NIGEL FARAGE FACES DOWN FIVE HECKLERS AT REFORM UK PRESS CONFERENCE

Nigel Farage's speech was interrupted by seven hecklers today as he responded by shouting 'boring' after winning a UK parliamentary seat at his eighth attempt.

Reform UK's leader was attempting to give a press conference in Westminster this afternoon when he was repeatedly interrupted by people in the audience.

Mr Farage arrived at the event to the sound of dance music and a standing ovation from supporters, with the Reform UK logo and 'Britain Needs Reform' on the wall.

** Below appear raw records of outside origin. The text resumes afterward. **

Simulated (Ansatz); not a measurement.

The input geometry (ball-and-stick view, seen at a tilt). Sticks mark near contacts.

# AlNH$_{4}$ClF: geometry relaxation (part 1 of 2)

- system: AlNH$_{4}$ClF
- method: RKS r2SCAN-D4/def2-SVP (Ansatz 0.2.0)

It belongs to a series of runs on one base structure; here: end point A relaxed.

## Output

But then a heckler started interrupting amid calls from the audience for them to be removed. The man was then escorted out before more shouting was heard as Mr Farage, who was elected as the MP for Clacton overnight, stood behind a podium.

The further hecklers were also then removed one by one as the press conference descended into chaos and Mr Farage repeatedly shouted 'boring' in response.

Mr Farage also accused one of the hecklers who interrupted him of being 'steaming' and shouted 'boring!' nine times as a second heckler started speaking.

Both members of the audience were escorted out of the venue. As one man started shouting at him, he responded: 'Are you downwind a couple already?

'You've had a bigger lunch than I have. Cor, he's absolutely steaming isn't he? That's all right, there's still plenty of beer left in the pub, mate.'

As a fourth heckler interrupted him, the Reform UK leader said: 'You'll do yourself a nasty mate. You'll have a stroke if you carry on like this.'

Mr Farage, facing further heckling from a fifth person, joked: 'This is good preparation for the House of Commons I suppose, isn't it? It's going to be very lively in there.'

As a woman shouted, Mr Farage added: 'Oh do buck up really, please love, I'm so sorry.' He shouted 'bye darling' as she was removed.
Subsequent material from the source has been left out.